7 min read

What have I got against the Shapiro-Wilk test?

The Shapiro-Wilk test is a test of the null hypothesis that data come from a Normal distribution, with power against a wide range of alternatives. So what do I have against it?

Well, to start with, it’s a test of the null hypothesis that data come from a Normal distribution, with power against a wide range of alternatives.

There are two reasons you might want a test of the hypothesis that data come from a particular distribution \(P\) or a particular set of distributions (ie, model) \({\cal P}_\theta\). First, that might actually be the question you’re interested in. Second, it might be an important step in deciding what analysis you are going to do to answer the question you’re actually interested in. The reason these are unusual for the Normal distribution is the Central Limit Theorem.

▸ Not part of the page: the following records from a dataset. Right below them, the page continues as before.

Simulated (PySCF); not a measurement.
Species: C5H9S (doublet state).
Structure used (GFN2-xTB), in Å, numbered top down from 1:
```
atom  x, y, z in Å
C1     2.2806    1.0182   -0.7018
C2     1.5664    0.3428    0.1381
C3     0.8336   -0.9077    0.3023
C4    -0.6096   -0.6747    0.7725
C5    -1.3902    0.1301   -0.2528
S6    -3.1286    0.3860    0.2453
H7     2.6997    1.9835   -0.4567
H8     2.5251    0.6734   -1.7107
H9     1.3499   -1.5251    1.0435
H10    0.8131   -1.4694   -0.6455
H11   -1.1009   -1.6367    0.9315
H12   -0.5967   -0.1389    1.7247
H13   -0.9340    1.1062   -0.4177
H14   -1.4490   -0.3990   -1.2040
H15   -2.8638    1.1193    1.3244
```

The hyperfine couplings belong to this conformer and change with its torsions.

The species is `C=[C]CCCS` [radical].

The Central Limit Theorem says that a lot of processes tend to produce Normal distributions (or maybe log-normal). Having (approximately) a Normal distribution for the unexplained variation is not distinctive; it doesn’t provide a good test of a theory. I don’t think I’ve ever seen an example where a scientist wanted to test whether data had a Normal distribution because theory implied that it should. [Update: ok, testing random number generators is an arguable exception]

That’s in contrast to power-law distributions, for example. There are mathematical models that imply power-law distributions for, say, earthquake sizes, or number of links to a web page. The fact that these data are a terrible fit1 to a power-law distribution is2 of scientific interest: a scientific theory is being subjected to a severe test, and failing. People have done this for albatross flight durations – proposing the distribution3, rejecting it4, and then arguing it fits if you model it right5.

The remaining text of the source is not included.